It still surprises me that we still don't have a better way to do bandwidth QoS now days, dropping packets is such a brute force way to do it. There are other tweaks and adjustments that can be made etc but when it comes down to it packets will get dropped to force endpoints to adjust how fast they are sending and TCP Windows etc.

 

In the ye'oldie days of Frame Relay/ISDN/ATM you could actually set signaling rates to control bandwidth along with many other settings at the DCE so when a DTE connects it knows all the limits and parameters of the link and will abide by them. CIR, EIR, BC, BE, DE, FECN, BECN these are all things that are part of Frame Relay that are actually extremely good.

 

Admittedly I was at the very tail end of Frame Relay and was covered in my CCNA course and labs but I've never actually used it out in the wild, seems like some of those ideas should be implemented in Ethernet though.

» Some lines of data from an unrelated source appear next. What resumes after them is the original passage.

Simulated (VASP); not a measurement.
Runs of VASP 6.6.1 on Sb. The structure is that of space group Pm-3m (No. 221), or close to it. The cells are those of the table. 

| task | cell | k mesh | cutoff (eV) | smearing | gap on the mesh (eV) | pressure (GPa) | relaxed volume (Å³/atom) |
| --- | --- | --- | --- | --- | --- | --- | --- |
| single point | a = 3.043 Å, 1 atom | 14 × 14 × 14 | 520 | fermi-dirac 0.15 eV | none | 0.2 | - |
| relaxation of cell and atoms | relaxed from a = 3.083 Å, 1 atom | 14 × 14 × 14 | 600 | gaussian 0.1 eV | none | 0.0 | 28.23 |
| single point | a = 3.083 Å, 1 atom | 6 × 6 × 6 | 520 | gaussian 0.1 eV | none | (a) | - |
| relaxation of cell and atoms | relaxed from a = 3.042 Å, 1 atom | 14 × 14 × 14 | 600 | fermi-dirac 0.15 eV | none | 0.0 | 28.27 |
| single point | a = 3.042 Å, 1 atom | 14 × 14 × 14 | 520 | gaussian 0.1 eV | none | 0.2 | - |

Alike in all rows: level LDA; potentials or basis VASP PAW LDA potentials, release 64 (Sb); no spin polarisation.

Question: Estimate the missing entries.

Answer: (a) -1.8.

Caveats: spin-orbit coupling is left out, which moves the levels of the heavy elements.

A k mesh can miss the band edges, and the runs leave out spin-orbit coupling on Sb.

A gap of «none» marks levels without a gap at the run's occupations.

While providing client devices information on their max upload rate would help out preventing dropped packets within the ISP's network, as soon as you have to be routed to another ISP you're likely to be seeing dropped packets again due to a congested link. And now you have the modem or possibly the router aware of the upload limit, but the only way it can abide by that is to drop packets on its own when clients are sending too much.

 

I thought I learned in college that there are ICMP messages that backbone routers can send to endpoint devices to inform them of congestion and request they lower their sending rate, but I might be wrong.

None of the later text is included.